Neo-Nazi convicted of killing woman who was in an interracial relationship

Travis Ricci

PHOENIX (AP) -- A neo-Nazi was convicted Wednesday of murder and other charges for trying to kill a black man and fatally shooting the man's white girlfriend after a 2009 dispute at a Phoenix park.

The guilty verdicts mean jurors will decide whether 37-year-old Travis Ricci should face life in prison or the death penalty in the killing of Kelly Ann Jaeger.

Investigators say Ricci yelled racial slurs at Jaeger's boyfriend, Jeffery Wellmaker, as the couple walked in a park and harassed him about dating a white woman.

They said Ricci left to get a shotgun and returned, firing from a car as the couple stood near a pay phone. Authorities say Ricci intended to shoot Wellmaker but instead struck Jaeger.

Ricci, whose Nazi and white-power tattoos were covered by a dress shirt, reacted to the verdict by momentarily closing his eyes and lowering his head.

In seeking the death penalty, prosecutors have said the killing was meant to further the interests of the Vinlanders Social Club, a neo-Nazi group with a reputation for violence. Lawyers for Ricci have said his client wasn't a member of the Vinlanders.

Before the penalty phase of the murder trial can begin, Ricci will be tried by the same jury on a charge of misconduct involving weapons.

The attack occurred after Ricci left a friend's home angry and drunk, making his way into the neighborhood where he eventually noticed Jaeger and Wellmaker, according to a police report.

Prosecutors say a shirtless Ricci directed a racial slur at Wellmaker and yelled, "'What are you doing with a white girl?'"

He also told Wellmaker he was going to get "'something for him,'" prosecutors have said.

They said Ricci left to get a shotgun from his home, falsely told people there that he saw a black man hitting a white woman and returned to the area in a sedan driven by an associate.

Jaeger and Wellmaker were near a pay phone when the sedan pulled up. Ricci fired two shells, hitting Jaeger in the stomach from about 10 feet (3 meters) away, prosecutors have said.

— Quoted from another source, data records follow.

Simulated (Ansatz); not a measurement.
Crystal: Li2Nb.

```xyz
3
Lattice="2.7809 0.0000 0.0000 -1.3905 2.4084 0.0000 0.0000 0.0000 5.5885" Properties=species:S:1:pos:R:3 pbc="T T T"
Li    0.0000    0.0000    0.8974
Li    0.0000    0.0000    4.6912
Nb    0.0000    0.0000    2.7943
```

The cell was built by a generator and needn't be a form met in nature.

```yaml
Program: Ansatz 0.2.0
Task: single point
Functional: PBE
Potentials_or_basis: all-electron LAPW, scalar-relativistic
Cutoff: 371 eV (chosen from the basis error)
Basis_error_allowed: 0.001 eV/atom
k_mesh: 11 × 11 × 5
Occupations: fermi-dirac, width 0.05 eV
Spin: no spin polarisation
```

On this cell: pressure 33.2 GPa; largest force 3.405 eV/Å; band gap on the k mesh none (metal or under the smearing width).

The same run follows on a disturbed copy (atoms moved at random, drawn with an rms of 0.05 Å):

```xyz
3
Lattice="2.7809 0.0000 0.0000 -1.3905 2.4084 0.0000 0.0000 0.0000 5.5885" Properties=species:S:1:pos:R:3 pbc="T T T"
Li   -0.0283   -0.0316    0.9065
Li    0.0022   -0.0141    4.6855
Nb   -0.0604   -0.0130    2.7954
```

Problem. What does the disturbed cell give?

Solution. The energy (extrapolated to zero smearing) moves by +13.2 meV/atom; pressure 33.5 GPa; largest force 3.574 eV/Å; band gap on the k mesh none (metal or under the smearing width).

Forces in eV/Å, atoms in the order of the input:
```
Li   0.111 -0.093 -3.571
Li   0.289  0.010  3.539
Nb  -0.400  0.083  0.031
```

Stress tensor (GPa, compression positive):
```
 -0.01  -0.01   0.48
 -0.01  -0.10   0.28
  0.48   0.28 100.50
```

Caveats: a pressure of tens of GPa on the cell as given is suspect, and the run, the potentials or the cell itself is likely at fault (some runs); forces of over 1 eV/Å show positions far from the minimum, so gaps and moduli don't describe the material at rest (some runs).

Ricci's attorneys have noted Wellmaker was unable to identify Ricci in a photo lineup after the shooting.

While working with a police artist after the shooting, Wellmaker described a unique tattoo across the attacker's stomach, a judge wrote earlier in the case. Ricci has a large tattoo across his belly.

Defense lawyers have noted that nearly two years after the attack, Wellmaker was jailed in an unrelated case and played chess with Ricci behind bars without recognizing him. Wellmaker has also acknowledged smoking marijuana earlier on the morning of the shooting.

In an unrelated crime months after Jaeger's shooting death, police say Ricci stabbed two men who tried to stop him from attacking his girlfriend. He is serving a 22-year sentence for assault and weapons misconduct convictions.

Aaron Levi Schmidt, who authorities say was driving the car used in the attack on Jaeger and Wellmaker, has pleaded guilty to murder in Jaeger's death.